Al-Quds/Jerusalem between the East and the West: Images of the Holy City in Arabic and English Poetry

By Nasser Athamneh
Submitted to Session P4991 (Poetics of the Political, 2017 Annual Meeting
All Middle East;
LCD Projector with Audio Patch or Speakers;
Al-Quds/Jerusalem between the East and the West: Images of the Holy City in Arabic and English Poetry

This paper examines representations and treatments of Jerusalem in selections of poetry in English and Arabic. The paper argues that these poems not only differ in language, but in far more significant ways as well. First all of the Arabic poems, even from widely different time periods, visualize the city as an actual city lived in by actual people, while the English poems represent Jerusalem in almost complete allegorical and symbolic ways. But even more important, it also becomes evident, in terms of the very real contest for identify that Jerusalem is now undergoing, the Arabic poems express the voices of actual inhabitants of the city while the English poems represent an imposed identity derived from the dominant discourse of the colonial powers whose helicopter gunships, teargas and bulldozers are in the process of erasing the Arab character of the city and impose an image derived from Western and ultimately Biblical resources.
Though these Arabic poems are universally known, sung, listened to and wept over in the Arab world, they are unknown in the West except to a small number of people who have been educated in the contemporary culture of Palestine, Syria, Jordan, Egypt and Lebanon. This paper challenges the dominant discourse, i.e., to control the relevance of popular poetry with their cultural archetypes and myths to the actualities of what Foucault defined as the discourse of power. The dominant discourse, as Keith Whitelam has expressed it so eloquently has excluded the voices of the people of Al-Quds, the real city, in favor of an allegorical and a historic notion of Jerusalem as a useful tool of imperial designs on the Middle East. The paper stretches the discourse and brings these voices into immediate confrontation with the more central poetry of that canon.
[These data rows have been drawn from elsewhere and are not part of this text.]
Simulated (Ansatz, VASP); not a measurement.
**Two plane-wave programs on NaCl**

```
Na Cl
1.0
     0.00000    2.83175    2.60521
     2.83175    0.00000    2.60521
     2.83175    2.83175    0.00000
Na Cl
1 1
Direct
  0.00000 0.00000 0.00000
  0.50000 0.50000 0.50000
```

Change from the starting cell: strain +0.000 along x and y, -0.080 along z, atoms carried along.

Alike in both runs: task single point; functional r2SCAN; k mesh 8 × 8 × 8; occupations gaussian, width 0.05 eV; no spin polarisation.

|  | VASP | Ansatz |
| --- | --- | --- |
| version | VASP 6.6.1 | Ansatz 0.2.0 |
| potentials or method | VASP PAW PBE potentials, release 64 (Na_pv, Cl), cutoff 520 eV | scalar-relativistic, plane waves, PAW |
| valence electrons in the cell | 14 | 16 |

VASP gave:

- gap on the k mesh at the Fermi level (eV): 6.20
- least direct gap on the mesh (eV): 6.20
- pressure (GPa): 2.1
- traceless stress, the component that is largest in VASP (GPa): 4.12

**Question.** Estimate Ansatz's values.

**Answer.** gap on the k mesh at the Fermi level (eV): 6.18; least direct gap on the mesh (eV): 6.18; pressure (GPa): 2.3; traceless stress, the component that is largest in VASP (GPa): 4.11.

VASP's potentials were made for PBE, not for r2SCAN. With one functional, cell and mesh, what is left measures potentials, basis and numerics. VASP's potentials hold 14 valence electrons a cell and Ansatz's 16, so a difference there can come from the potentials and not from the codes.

The Arabic poems the paper examines are: “On al-Quds” by Shiha ad-Din al-Mujawir, “he Night Song of the Bow Strings” by Muzzafer Al-Nawwab, the third and fourth poems are two popular songs sung by the widely known contemporary Lebanese female singer Fayruz: “The Flower of Cities” and “The Ancient al-Quds,” and finally “The Sorrowful City” by the contemporary Palestinian poet Harun Hashim Rashid. The English poems are: “Psalm 137” by William Blake, “Kubla Khan” by Samuel Taylor Coleridge,” and “The Holy City” by Frederick E. Weatherly.